[Question] Why has the performance of d3 improved so much?

shenyunhang / APE

[CVPR 2024] Aligning and Prompting Everything All at Once for Universal Visual Perception

https://arxiv.org/abs/2312.02153

Apache License 2.0

464 stars 28 forks source link

[Question] Why has the performance of d3 improved so much? #1

Open hhaAndroid opened 7 months ago

hhaAndroid commented 7 months ago

This is a fantastic job, and I have a question: why has the performance of d3's dataset improved so much? It seems relatively reasonable for other datasets to show improvement. I look forward to your response.

shenyunhang commented 7 months ago

Thanks for your interest in our work.

I think the main reason is we have constructed some negative queries during training visual grounding data, which is described in the last paragraph of Sec. 3.2.

It compensates for the loss of fine-grained information in sentence-level embedding.
It makes the model learn to reject irrelevant prompts.

We also construct Image-centri Grounding Samples (Sec. 3.3), and the model will learn all objects in an image described by sentences simultaneously, which could also improve performance.

Masaaki-75 commented 6 months ago

By mentioning "reject" and "negative", do you mean that techniques like contrastive learning are used?

If not, then I am a bit confused. Because, intuively, concatenating the postive language queries (describing objects in the images) with the negative ones (describing objects that don't exist) and then making it interact with visual features, is like introducing noise in the features, right?

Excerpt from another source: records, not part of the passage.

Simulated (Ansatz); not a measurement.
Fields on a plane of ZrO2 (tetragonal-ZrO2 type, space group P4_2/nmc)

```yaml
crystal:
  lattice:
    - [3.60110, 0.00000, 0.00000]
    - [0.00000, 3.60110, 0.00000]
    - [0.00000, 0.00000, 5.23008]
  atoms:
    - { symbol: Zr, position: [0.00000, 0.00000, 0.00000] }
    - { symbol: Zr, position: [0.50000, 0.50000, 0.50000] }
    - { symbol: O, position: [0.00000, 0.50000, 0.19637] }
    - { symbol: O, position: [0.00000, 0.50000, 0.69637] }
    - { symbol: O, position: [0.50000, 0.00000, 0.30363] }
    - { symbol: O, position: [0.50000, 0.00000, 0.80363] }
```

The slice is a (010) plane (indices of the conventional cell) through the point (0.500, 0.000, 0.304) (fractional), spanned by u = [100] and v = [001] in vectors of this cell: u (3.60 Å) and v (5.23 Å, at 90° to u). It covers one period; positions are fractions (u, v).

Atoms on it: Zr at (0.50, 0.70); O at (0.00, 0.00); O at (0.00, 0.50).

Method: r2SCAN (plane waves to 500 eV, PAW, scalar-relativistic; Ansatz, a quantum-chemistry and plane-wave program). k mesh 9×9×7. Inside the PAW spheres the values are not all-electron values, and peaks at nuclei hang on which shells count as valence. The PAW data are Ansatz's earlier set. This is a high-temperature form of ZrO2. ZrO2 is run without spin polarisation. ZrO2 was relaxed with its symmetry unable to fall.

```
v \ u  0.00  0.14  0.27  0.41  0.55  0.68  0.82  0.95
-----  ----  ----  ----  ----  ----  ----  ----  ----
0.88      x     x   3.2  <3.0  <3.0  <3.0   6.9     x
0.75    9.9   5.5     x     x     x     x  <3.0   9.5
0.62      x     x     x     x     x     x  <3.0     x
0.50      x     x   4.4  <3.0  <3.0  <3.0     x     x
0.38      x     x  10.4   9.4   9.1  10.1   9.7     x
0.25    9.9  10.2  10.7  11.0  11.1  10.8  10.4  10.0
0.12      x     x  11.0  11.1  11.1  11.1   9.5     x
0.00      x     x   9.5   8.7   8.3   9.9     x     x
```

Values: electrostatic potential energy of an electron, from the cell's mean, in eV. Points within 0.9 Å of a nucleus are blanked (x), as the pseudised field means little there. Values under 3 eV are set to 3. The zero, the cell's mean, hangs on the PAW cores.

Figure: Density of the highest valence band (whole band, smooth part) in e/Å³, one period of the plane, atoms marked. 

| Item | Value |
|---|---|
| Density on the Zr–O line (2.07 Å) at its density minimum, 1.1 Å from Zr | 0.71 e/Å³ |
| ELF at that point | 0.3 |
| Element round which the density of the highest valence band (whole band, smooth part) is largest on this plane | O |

Without contrastive loss or other manipulation, how could the model explicitly learn to reject irrelevant prompts, and get higher performance? Please correct me if I am misunderstanding.

shenyunhang commented 5 months ago

We believe the model will learn to denoise as we use noisy tokens for fusion and supervise it with ground-truth signals.

As we formulate grounding as detection, all prompts can be seen as object classes. When the model is trained in the detection way, it will learn to predict low scores for negative classes.